Stewart Goodyear – an extraordinary pianist

Every time I hear Stewart Goodyear play I am reminded of what an extraordinary pianist he is. That just happened when I received a copy of his CD Phoenix from the enterprising label Bright Shiny Things.

Flawlesly engineered, mixed, and mastered by Daniel Shores, elegantly produced by Dan Mercurio and Louis Levitt, and nicely packaged and designed by Marian C. Holmes and Julia-Buz, the CD was recorded back in February of this year and just released. It features an intriguing selection of contemporary music by Jennifer Higdon, Anthony Davis, and Stewart Goodyear himself.

Accompanying the new music is Debussy’s La cathedrale engloutie and L’isle joyeuse, in addition to Mussorgsky’s Pictures at an Exhibition.

First things first: the music. Anthony Davis’ compelling Middle Passage forcefully depicts in dissonant and often violently dramatic music the trans-Atlantic slave trade in which millions of enslaved Africans were transported to North America, the Caribbean, Central, and South America in subhuman conditions. It is harrowing music that tells a disturbing story and literally grabs the listener and won’t let go.

Goodyear gives Middle Passage an energetically played reading, as he does his own Caribbean-inflected Congotay, a joyous incorporation of Trinidadian Soca rhythms into a classically-grounded pianistic technique.

Jennifer Higdon’s Secret and Glass Gardens takes its title and gives it musical meaning in music both mysterious and crystalline that avails itself of an expansive vocabulary of massive chords, glissandi, arpeggios, and subtle snippets of melody while avoiding a firmly central tonality.

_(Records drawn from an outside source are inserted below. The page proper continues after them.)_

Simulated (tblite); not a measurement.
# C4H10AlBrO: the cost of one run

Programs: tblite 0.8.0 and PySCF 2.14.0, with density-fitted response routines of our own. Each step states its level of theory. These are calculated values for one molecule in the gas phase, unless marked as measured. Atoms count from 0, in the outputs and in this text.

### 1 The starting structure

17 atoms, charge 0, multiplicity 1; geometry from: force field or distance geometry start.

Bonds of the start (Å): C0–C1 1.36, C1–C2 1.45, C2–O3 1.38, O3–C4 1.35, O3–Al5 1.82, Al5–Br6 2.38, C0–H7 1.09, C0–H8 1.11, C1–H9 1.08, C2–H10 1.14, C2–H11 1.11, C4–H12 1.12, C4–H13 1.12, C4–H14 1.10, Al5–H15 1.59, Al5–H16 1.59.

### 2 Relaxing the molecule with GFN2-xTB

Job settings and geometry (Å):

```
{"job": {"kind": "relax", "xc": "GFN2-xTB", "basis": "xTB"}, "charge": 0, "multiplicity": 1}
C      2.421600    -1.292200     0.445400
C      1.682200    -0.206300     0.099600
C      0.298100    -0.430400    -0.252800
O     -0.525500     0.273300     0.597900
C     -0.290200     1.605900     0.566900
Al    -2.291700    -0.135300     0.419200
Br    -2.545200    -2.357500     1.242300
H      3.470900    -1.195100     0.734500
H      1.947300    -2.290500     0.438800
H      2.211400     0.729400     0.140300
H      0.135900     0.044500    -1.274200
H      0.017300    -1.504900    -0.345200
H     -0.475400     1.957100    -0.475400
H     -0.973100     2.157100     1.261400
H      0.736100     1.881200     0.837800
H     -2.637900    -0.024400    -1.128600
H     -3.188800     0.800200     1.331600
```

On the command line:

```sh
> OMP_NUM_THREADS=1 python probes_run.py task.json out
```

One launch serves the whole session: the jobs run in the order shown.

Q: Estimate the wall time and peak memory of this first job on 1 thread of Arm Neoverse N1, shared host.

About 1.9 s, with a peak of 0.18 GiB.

As with Jennifer Higdon’s Secret and Glass Gardens, Stewart Goodyear capitalizes on the delicate aspects of Debussy’s quintessentially Gallic music: nobly serious in La cathedrale engloutie with those bottomless chords, and riotously happy in L’isle joyeuse.

The longest piece in Goodyear’s CD is Modeste Mussorgsky’s Pictures at an Exhibition. A suite made up of an introduction which comes back several times in between its ten episodes, the 1874 composition for piano by the 35 year old composer fares far better with this listener than the all-too-much Ravel arrangement for orchestra. Here, in its original form, Goodyear takes judicious tempi much closer to Mussorgsky’s originally intended ones, bringing out the clarity of the work and the humor inherent in many of the sardonically descriptive episodes: Bydio, Ballet of Un-hatched Chicks, The Hut on Hen’s Legs, and the majesty in The Old Castle and The Great Gate of Kiev.

Stewart Goodyear closes the CD with a work titled Panorama – a work so Cuban-sounding that even this Havana-born listener was fooled into thinking it was the music of my compatriots Alejandro Garcia-Caturla or that of Amadeo Roldan I was hearing.

Thank you for the memories and thank you for all the good music!